What are your signature dishes, other specialties? Are they the same at NoMad?

DH: We don’t have signature dishes at Eleven Madison Park because we change the menu all the time. My guests decide which dishes are my best.  It’s for them to decide.  I’m proud of all of my dishes. If we serve it, I’m proud of it.

 Chef Humm and partner Will Guidara

Chef Humm and partner Will Guidara

Do I understand correctly that you offer at lunch and at supper on the same day a $195.00 tasting menu so that you no longer propose to your guests an ingredient grid or an à la carte menu?

DH: Yes, that’s right. We no longer have an ingredient grid or an à la carte menu, only our tasting menu. Yes, usually the tasting menu is the same at lunch and at supper on the same day. It has fifteen courses.

 

Can you explain the order of the tasting menu’s dishes?

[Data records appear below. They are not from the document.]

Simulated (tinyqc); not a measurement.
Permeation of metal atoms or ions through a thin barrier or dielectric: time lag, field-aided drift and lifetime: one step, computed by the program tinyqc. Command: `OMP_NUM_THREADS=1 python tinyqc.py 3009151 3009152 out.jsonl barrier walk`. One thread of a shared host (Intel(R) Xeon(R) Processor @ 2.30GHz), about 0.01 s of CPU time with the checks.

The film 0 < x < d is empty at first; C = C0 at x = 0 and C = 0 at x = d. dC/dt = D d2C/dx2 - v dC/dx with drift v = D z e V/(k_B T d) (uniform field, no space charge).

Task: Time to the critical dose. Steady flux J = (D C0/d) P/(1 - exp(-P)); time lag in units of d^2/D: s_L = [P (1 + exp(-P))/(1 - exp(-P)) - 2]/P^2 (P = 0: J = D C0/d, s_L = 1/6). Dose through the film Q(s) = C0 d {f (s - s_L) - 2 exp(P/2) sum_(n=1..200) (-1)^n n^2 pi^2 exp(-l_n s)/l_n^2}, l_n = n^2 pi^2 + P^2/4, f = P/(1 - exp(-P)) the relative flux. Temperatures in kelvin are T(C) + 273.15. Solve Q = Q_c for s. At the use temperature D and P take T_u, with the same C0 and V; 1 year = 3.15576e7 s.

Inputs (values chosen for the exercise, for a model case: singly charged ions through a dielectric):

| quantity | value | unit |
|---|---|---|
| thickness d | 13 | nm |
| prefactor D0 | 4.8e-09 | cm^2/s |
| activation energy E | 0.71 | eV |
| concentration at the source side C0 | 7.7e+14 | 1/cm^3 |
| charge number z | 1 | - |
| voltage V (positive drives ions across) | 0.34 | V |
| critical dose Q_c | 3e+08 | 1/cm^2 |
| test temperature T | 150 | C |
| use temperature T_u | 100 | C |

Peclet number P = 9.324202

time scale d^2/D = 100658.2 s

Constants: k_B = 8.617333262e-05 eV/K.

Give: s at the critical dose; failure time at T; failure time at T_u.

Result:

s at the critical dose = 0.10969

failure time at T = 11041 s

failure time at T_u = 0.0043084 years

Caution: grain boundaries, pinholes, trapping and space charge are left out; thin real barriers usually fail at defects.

DH: The order changes but, since we’re in New York, we usually start with oysters and serve black and white cookies for dessert. Some of our courses are more interactive, communal in the middle of the table. It’s really like a journey, you know. It’s always a journey, though some elements stay the same.

 

interior of Eleven Madison Park

interior of Eleven Madison Park

So how would a guest know what you will be serving today and if he or she will like the choices or if they would have preferred yesterday’s or tomorrow’s tasting menu?

DH: They don’t know. If they’re allergic to something, we will serve them something else.

 

Do you offer wine pairing with your tasting menu?

DH: Yes, it’s an option or you can order wine separately.

 

Are there tasting menus only at NoMad too?

DH: No, only à la carte, but unlike here at Eleven Madison Park, we do have a specialty there.  It’s roast chicken. We change its accompanying side dishes according to the season.

 

By the way, what is the derivation of the name NoMad?  Is it named with you in mind?

DH: NoMad because it’s in a hotel and people stay there from all over the world.  It also means north of Madison Park. It has two meanings.

 

There are chefs like Alain Ducasse, Thomas Keller, and Alfonso Iaccarino who own restaurants all over the world.  As of last year you own two restaurants not far from each other here in Manhattan. Isn’t it unusual to have two restaurants so close to each other; how do you divide your time between them?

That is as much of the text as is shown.